A report by Hoover Institution reveals that there are over 250 published research collaborations between the US and Chinese academicians, that are extremely crucial to that country’s defence research and industrial base, could possibly be getting leaked to China.
According to the report, the Chinese scientists collaborating with the American researchers are involved in stealth technology and classified weapons studies. They are employed by the People’s Liberation Army’s (PLA) General Arms Department and are engaged in work on high-tech naval systems.
However, the report does not mention whether any of the studies done with American partners were directly related to weapons development. Nevertheless, it raised the question – why Chinese academies that serve the advancement of China’s military are sending researchers to the US and why was Washington accepting them.
US President Donald Trump’s “Proclamation on the Suspension of Entry as Non-immigrants of Certain Students and Researchers from the People’s Republic of China” came into effect on June 1.
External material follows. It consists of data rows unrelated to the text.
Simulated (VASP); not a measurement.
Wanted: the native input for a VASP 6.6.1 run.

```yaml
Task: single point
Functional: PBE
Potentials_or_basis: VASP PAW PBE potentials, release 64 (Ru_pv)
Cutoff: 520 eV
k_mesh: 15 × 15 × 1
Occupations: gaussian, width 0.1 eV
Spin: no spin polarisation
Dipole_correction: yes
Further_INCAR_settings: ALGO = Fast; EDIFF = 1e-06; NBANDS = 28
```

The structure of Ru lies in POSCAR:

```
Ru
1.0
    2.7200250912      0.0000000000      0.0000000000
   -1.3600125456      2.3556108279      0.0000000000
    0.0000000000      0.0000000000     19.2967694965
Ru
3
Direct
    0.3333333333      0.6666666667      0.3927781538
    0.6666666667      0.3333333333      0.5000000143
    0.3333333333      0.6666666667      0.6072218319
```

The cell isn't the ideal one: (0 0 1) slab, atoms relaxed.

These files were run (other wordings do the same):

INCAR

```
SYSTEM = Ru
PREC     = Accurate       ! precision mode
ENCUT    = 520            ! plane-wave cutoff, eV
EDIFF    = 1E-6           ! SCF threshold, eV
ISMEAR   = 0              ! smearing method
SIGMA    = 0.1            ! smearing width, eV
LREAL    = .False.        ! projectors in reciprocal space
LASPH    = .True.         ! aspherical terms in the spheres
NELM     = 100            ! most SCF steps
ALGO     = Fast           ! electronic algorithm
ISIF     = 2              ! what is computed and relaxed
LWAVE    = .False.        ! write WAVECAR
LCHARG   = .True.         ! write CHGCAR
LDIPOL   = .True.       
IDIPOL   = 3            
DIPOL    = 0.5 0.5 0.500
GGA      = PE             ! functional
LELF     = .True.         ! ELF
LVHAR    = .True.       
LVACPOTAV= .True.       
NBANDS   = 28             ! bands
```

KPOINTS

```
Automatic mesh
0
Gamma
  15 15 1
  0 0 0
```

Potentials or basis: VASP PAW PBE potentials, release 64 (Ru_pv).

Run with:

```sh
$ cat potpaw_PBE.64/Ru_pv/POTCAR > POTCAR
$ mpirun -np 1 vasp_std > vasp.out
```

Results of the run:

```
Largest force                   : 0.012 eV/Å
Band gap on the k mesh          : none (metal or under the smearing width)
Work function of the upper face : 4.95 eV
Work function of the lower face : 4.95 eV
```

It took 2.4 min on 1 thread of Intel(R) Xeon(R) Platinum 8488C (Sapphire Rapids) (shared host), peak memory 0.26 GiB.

In July, the US Justice Department charged four researchers with visa fraud after lying about their work for China’s People’s Liberation Army (PLA).
“Our actions are a direct consequence of Chinese government strategies and policies that exploit the access of some of China’s brightest graduate students and researchers, in targeted fields, to divert and steal sensitive technologies and intellectual property from US institutions, taking undue advantage of our open and collaborative academic and research environment,” said Mike Pompeo, US Secretary of State.
According to John Pomfret, an author and former Washington Post bureau chief in Beijing, the US government and society were generally sympathetic to China’s growth based on the idea that, as China strengthened, it would embrace Western values.
However, that mood has shifted, given the wholesale rejection of a more pluralistic society by the leadership of the Chinese Communist Party. “The party continues to threaten democratic Taiwan with invasion and is engaged in a widespread crackdown on dissent, not just on mainland China, including in Xinjiang, but also in the Chinese territory of Hong Kong,” he added.
The Hoover report looked into 254 articles that were co-authored by US-based researchers from seven Chinese universities that “were originally founded either as institutes of the People’s Liberation Army (PLA) or from mergers of military engineering academies”.
It further stated that the main aim of these universities is to support China’s defence research and industrial base and promote or execute military-civil fusion policies which use civilian research into military applications.
The universities include the Beijing Institute of Technology, Beijing University of Aeronautics and Astronautics, the Harbin Institute of Technology, Harbin Engineering University, Northwestern Polytechnical University, Nanjing University of Aeronautics and Astronautics and Nanjing University of Science and Technology.
“Four of the seven institutions are on the U.S. Department of Commerce’s Entity List for export control purposes, but U.S. universities still allow their scientists to collaborate with researchers from those Chinese institutions,” stated Pomfret.
The report didn’t claim that the American researchers broke the law but argued that it was not in the US’ national interest to collaborate and assist with the military development efforts of China, a nation that the US government constantly sees as a strategic competitor and military rival.
“These cases establish that US scholars and research institutions have been contributing directly to the [People’s Republic of China’s] military modernization,” the report concluded. It advised US research institutions to expand vetting and due diligence of collaborations with Chinese partners.